Immigration policy and law is absolutely inescapable these days. It is a cornerstone issue in the Presidential election and a key issue in lower elections. As you read and hear about fights over day-labor centers, an increase in immigration raids throughout the state focused heavily on the industries which drive our economy, you might wonder what the attorney’s role as advocate should be. There are many opportunities for all lawyers in Maryland to get involved in this field, be it for a brief stint or as an introduction to more extensive practice in this area.

Immigration law is seen as the bastion of a few who concentrate in it, but there are many who don’t whose clients have immigration issues. While immigration law is ever-changing and extremely complex, one of the best ways to begin is to take a pro bono case from an organization which will provide mentoring and training. You will find that this is readily available from many organizations in the area.

While the immigration law and case precedent is critical for immigration cases, these cases also have many aspects which go beyond just the law. For example, asylum cases allow the practitioner to study and learn the politics and/or culture of different countries. While this can be challenging, it provides a welcome diversion to many attorneys from strictly reading statutes to focusing on people’s stories and the stories of their countries.
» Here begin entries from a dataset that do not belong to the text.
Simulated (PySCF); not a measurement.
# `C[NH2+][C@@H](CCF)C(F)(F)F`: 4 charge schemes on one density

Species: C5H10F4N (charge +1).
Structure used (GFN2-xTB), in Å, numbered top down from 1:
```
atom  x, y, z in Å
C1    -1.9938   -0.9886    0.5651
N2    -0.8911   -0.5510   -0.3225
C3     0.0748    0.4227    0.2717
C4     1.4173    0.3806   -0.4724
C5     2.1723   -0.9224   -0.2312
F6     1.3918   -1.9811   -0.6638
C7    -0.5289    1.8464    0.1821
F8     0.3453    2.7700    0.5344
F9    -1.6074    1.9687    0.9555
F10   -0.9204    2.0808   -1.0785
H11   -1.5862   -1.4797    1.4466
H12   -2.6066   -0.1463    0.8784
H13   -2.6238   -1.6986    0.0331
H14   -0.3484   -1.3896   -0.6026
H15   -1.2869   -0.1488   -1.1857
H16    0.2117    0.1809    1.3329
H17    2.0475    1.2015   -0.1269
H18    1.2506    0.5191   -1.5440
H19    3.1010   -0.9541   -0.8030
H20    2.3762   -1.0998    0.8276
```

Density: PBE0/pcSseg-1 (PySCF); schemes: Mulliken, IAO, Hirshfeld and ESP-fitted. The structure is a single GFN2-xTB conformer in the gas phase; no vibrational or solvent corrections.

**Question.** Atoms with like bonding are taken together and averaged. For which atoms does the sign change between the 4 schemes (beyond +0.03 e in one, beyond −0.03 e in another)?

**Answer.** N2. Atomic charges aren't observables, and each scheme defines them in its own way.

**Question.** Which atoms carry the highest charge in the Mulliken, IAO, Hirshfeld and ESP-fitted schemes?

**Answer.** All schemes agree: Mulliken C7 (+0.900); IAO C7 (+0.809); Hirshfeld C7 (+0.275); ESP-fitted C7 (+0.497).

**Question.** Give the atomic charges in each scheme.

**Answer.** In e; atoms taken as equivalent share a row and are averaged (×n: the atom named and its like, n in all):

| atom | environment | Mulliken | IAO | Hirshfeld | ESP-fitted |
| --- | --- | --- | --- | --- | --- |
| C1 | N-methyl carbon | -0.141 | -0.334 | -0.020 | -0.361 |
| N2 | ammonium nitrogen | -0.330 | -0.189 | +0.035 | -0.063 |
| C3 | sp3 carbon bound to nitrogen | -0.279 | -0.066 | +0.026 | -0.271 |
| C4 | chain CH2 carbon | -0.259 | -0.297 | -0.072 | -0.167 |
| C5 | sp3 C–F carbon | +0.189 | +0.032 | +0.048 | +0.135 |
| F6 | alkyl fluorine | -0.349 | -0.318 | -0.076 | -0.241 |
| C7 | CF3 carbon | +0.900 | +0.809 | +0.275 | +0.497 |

There are many cutting-edge areas of asylum in which the law is still developing, such as gender-based asylum cases, sexual-orientation cases and cases of individuals in fear of recruitment into gangs.

As we read and hear about the Department of Homeland Security increasing its raids into Maryland, a large increase in court cases for those picked up in the raids can be seen. While some of the people picked up in the raids are able to apply for relief from removal, others benefit most from motions of suppression. Criminal attorneys have the experience to try these cases and would be a welcome asset to the local immigration bar.

There are many individuals who are detained in Maryland who go unrepresented but may have claims for asylum or other relief which would allow them to stay in the United States. Immigrants are detained in various jails throughout the state, with the largest number on the eastern shore and some in Carroll County and Howard County. Many of the detainees are asylum-seekers whose only reason for being in jail is that they came to the United States without a visa, often with the clothes on their back and their lives almost lost. That people fleeing persecution (many of which had been jailed and tortured in their own countries) are then often forced by the law to wait in jail during the pendency of their asylum claim is terribly sad, and the faster attorneys can get involved in the case the better the chance for asylum and also for avoiding deportation.

As the pro bono coordinator for the American Immigration Lawyers Association, I have placed many cases over the past four years, some with surprising results. In one case, an attorney took a case which seemed hopeless and got the state to take custody of a child and place that child into foster care, thus making the child eligible for permanent residency as a special immigrant juvenile. That type of case would be a fantastic fit for a family attorney looking to take a pro bono case in a different area.

The Maryland Immigrant Rights Coalition (MIRC), along with the Maryland Bar and the Baltimore Immigration Court, is sponsoring a training on March 7, 2008, at the University of Maryland School of Law and the Baltimore Immigration Court. This training is free of charge and will provide any attorney who pledges to take one pro bono case over the next year a very solid introduction into court procedures and asylum law. These cases will come directly from immigration judges, mentoring will be provided to anyone that takes a case.

Attorneys new to immigration law or those without much experience in immigration court are invited to attend this training. If you are interested in attending, please contact the Pro Bono Resource Center of Maryland at pbrc@probonomd.org or (410) 837-9379 to get a schedule and to register.

Mark Shmueli practices exclusively in the area of immigration law and is currently the Pro Bono Coordinator for the DC/MD/VA chapter of the American Immigration Lawyers Association. His practice is in Takoma Park, Maryland.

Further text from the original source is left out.